Real Estate Prices and Martin Luther King, Jr.
What Martin Luther King, Jr. was unable to completely accomplish during the Civil Rights Marches of the sixties is happening now, in cities where segregation was most problematic. The strange thing is that inner-city blacks are now coalescing on the other side of the issue. Their complaint? Whites buying them out of black ghettoes at big prices.
Unintended consequences have turned the housing boom (or bubble) into a de-segregator. I wonder what King would have thought of that?
When I was a kid in 40’s and 50’s Evanston, Illinois, the city boasted the outstanding amenity of being home to Northwestern University, which kept it from being a mere bedroom suburb of Chicago. It also had a ‘black belt,’ which had nothing to do with karate and much to do with who was allowed to live where. The balconies of its many movie theatres were reserved for blacks and, although restaurants were not officially segregated, a well dressed black family could wait a very long time to be served.
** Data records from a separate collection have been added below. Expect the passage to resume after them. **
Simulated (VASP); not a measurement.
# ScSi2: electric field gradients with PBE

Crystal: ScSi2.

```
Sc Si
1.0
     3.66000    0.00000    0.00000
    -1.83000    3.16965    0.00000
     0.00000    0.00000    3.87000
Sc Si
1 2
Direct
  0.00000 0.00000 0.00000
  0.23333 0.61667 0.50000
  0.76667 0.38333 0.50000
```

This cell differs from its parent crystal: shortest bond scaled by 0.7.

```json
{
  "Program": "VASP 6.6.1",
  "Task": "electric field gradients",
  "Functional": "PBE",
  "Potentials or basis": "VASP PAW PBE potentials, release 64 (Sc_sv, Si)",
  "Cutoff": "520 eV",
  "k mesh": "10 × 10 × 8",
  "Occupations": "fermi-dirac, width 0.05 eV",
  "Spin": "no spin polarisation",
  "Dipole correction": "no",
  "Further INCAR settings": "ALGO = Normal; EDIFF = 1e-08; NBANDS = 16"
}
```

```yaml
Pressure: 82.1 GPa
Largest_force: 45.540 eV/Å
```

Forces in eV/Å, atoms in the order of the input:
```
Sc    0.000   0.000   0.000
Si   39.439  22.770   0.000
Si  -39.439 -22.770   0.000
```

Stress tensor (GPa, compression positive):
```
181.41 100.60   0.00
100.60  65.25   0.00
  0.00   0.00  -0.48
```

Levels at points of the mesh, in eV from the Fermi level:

Evanston Township High School was integrated, as were a most of the grade schools, but the (all white) Swimming Team practiced at the YMCA (also ‘restricted’) because white parents had repeatedly turned down referendums to build a high school pool. Not hard to draw a conclusion from that, yet Evanston seemed a racially uncomplicated city, at least to my young, growing-up self.
So, here we are, sixty years later and Seattle and Portland, Oregon are in the news. Their crime is not segregation this time, but desegregation. Blaine Harden’s WaPo article quotes Charles Ford, five years older than I am and a self-described Portland black activist; "The heart of the black community is gone. There ain't no center anymore."
Well, of course there is. But it’s not the center Charlie Ford knew and loved and, from what he seems to be saying, one of the things he loved was its blackness, its more or less exclusive and comfortable blackness.
Charlie has a point. The pleasures of place revolve around inherent comforts, whether we be black, white, Asian, Hispanic or Muslim and that has a lot to do with the ease of association, food, backstory and lifestyle.
It’s not chic to talk about what Charlie Ford brings up, but it’s very real and I don’t quite know how we get over it or if getting over it is even a useful mind-set. King didn't want us to get over it, he preferred that we get on with it and set about the business of valuing one another.
Speaking for myself, I haven’t a single black friend and I can’t go looking for black friends any more appropriately than I can any other color. I can only have a friend and, if he is black, I am fortunate in that additional dimension. I have two Muslim friends, both Iranians. Thus I know, personally, the very people we threaten to bomb. I don't know, at least not personally, the friends Charlie Ford is losing within his neighborhood.
"I am concerned and I am frustrated because I don't know what the alternatives are," said Norman Rice, who in the 1990s was Seattle's first and only black mayor. "It clearly isn't racist; it's economics. The real question you have to ask yourself is: Is this good or bad?"
I think it’s probably good, Norman. I have a hunch there’s an inverse proportion between mixed-race friendships and age. My gut tells me whites half my age have twice the exposure to friends of other races or ethnic backgrounds and those half their age, twice again. It’s possible that was what King hoped for as well. We have got it (or some of it, more of it every year) by the unintended consequence of an inner-city housing bubble.
At the end of Blaine Harden’s article,
Charlie Ford takes a reporter on a tour of his gentrified neighborhood and discovers a not-so-handsome house for $400,000, a price that astonishes him, especially because the house was considerably smaller than his own. "When I see prices like that, I wonder who . . . of my race can continue to live here," he said.
Ford began ruminating about the price -- and the profit -- he might be able to get for his house, which he has owned since 1968 and which sits on a fine corner lot near a fixed-up city park. "I have said I would never sell," Ford said. "But who can resist these prices?"
Harden’s piece points out, “as white gentrification accelerates in Portland and Seattle, where the percentage of black residents was already the lowest among the nation's largest cities, it is erasing the only historically black neighborhoods these cities have ever had.”
That’s the nature of cities, as Chicago’s Pilsen loses its Czechs and its ethnic areas become less Danish and Italian and Chinese, more Hispanic and (dare I say it?) even white. Pilsen was a section of Chicago named specifically after the famous brewery city of Pilsen, in what was then the Austro-Hungarian Empire. The only historically Czech neighborhood in the city and it is now lost as well.
I can easily imagine Evanston becoming a better city for the loss of its ‘black belt.’
Let me know how it works out for you, Charlie, if you elect to cash in.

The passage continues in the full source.